Text and data mining sometimes requires actions that may be covered by copyright or database law. Obtaining permission to do so is often cumbersome and costly. For this reason, the Directive provides in the first place for a mandatory limitation on copyright in order to be able to apply text and data mining for the purpose of scientific research. Only research institutions and cultural heritage institutions can make use of this exception.
Secondly, a general exception is provided for. Reproduction of protected works which have been lawfully accessed does not require the authorisation of the rightholder to carry out text and data mining. This general exception is not of a mandatory nature. The exception does not apply if the rightholder makes an express reservation of rights.
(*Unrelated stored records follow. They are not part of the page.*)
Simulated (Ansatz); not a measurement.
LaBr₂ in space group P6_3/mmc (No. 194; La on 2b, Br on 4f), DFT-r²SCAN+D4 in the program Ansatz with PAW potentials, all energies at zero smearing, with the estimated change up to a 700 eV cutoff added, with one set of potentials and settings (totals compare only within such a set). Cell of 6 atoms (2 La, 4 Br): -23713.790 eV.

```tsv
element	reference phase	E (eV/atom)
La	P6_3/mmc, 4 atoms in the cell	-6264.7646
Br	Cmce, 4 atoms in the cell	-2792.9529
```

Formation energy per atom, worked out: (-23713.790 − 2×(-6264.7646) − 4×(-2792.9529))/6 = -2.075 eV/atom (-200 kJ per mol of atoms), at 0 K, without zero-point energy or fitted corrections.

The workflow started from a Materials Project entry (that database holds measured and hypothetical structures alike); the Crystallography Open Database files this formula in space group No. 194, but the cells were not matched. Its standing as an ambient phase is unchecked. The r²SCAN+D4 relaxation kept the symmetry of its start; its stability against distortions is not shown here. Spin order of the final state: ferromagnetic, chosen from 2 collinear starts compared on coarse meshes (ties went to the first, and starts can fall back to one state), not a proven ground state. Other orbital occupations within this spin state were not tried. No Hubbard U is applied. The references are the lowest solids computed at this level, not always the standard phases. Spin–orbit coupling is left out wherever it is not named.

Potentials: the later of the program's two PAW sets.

Read our Client Alert on the text and data mining exceptions.
Cross-border digital education
The second new exception relates to online education and distance learning. This exception complements the existing exceptions for education. The new exception makes it clear that digital use is also included. Moreover, the existing rules do not provide for an exception for cross-border, online use. The Directive provides that the use of the protected material in a secure electronic environment is deemed to take place only in the Member State where the educational institution located. The educational institution would then only have to comply with the rules of that country.
Preservation of cultural heritage
Digitisation of cultural heritage is becoming increasingly important. It is therefore desirable that material can be copied and made accessible online. However, making copies cannot be done without the permission of the rightholder. Because the rightholders – especially with old material – are not always easy to find and collections are often extensive, the Directive obliges Member States to introduce an exception for making copies in order to preserve the protected material.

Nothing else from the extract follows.